# Jobify — Fine-Tuning JobBERT for Skill Extraction (NER)

This notebook fine-tunes **jjzha/jobbert-base-cased** on **SkillSpan** for BIO skill tagging.

Steps:
1. Install dependencies
2. Define data loader (SkillSpan splits)
3. Define tokenizer+label alignment (BIO + masking)
4. Build tf.data datasets
5. Train JobBERT token classifier
6. Evaluate using seqeval F1
7. Save the trained model

## 2. Install Requirements

In [None]:
!pip -q install transformers tensorflow datasets seqeval

## 3. Imports

In [None]:
import os
import numpy as np
import tensorflow as tf

from datasets import load_dataset, concatenate_datasets
from transformers import AutoTokenizer, TFAutoModelForTokenClassification, pipeline
from seqeval.metrics import classification_report, f1_score

## 4. Data Loader

In [None]:
# load skillspan dataset with official splits (train / validation / test)
def load_skillspan_data():
    splitted_data = load_dataset("jjzha/skillspan")
    data = concatenate_datasets([splitted_data['train'], splitted_data['validation'], splitted_data['test']])

    return data

In [None]:
# load data
data = load_skillspan_data()

train_X = data['train']['tokens']
train_Y = data['train']['tags_skill']

val_X = data['validation']['tokens']
val_Y= data['validation']['tags_skill']

## 5. Labels Mapping

In [None]:
# define labels
label_list = ["O", "B-SKILL", "I-SKILL"]

label2id = {l: i for i, l in enumerate(label_list)}
id2label = {i: l for l, i in label2id.items()}

## 6. Load Base-Cased Model

In [None]:
# load base model
tokenizer = AutoTokenizer.from_pretrained("jjzha/jobbert-base-cased")
model = TFAutoModelForTokenClassification.from_pretrained("jjzha/jobbert-base-cased",
                                                          num_labels=len(label_list),
                                                          id2label=id2label,
                                                          label2id=label2id)

## 7. Encoder

In [None]:
# Tokenize tokens (word-level) and align BIO labels to subword tokens
# Uses -100 for tokens we want to ignore (special tokens + extra subwords)

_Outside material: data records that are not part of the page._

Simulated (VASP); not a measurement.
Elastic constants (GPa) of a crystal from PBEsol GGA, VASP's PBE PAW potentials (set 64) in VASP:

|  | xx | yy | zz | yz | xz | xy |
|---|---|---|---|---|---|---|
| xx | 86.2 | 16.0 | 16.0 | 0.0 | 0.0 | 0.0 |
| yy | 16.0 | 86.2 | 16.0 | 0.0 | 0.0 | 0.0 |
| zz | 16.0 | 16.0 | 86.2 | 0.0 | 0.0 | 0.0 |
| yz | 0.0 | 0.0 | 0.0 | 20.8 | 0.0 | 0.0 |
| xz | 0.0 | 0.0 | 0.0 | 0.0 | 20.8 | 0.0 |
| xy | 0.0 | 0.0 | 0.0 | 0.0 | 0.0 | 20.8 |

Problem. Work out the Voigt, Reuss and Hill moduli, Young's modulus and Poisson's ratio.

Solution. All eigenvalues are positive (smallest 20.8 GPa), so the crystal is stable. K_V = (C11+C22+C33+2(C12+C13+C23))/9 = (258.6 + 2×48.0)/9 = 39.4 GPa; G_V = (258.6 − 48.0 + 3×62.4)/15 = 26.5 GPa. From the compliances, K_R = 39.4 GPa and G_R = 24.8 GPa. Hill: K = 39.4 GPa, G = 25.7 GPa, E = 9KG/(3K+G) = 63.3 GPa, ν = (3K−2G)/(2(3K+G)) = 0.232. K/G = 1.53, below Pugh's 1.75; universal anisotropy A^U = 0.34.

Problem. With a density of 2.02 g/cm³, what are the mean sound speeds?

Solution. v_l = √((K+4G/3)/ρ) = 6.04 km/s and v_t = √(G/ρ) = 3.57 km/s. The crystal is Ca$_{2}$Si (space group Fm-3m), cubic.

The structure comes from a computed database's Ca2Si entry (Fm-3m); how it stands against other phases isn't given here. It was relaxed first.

def tokenize_and_align_labels(tokenizer, tokens, tags):
    # tokenize the data
    tokenized = tokenizer(tokens, truncation=True, is_split_into_words=True, return_attention_mask=True, max_length=256)
    
    word_ids = tokenized.word_ids() # For each token produced by the tokenizer -> original word that it came from

    labels = []
    mask = []
    prev_word_id = None

    for word_id in word_ids:
        if word_id is None:
            labels.append(0)
            mask.append(0)

        elif word_id != prev_word_id:
            labels.append(tags[word_id])
            mask.append(1)

        else:
            labels.append(0)
            mask.append(0)

        prev_word_id = word_id
    
    tokenized['labels'] = labels
    tokenized['label_mask'] = mask

    return tokenized

## 8. Encode Data

In [None]:
# encode data
train_encoded = [
    tokenize_and_align_labels(tokenizer, tokens, tags)
    for tokens, tags in zip(train_X, train_Y)
]

val_encoded = [
    tokenize_and_align_labels(tokenizer, tokens, tags)
    for tokens, tags in zip(val_X, val_Y)
]

## 9. DataSet Builder

In [None]:
def make_dataset(encodings, batch_size=16):
    input_ids = [e["input_ids"] for e in encodings]
    attention = [e["attention_mask"] for e in encodings]
    labels = [e["labels"] for e in encodings]
    weights = [e["label_mask"] for e in encodings]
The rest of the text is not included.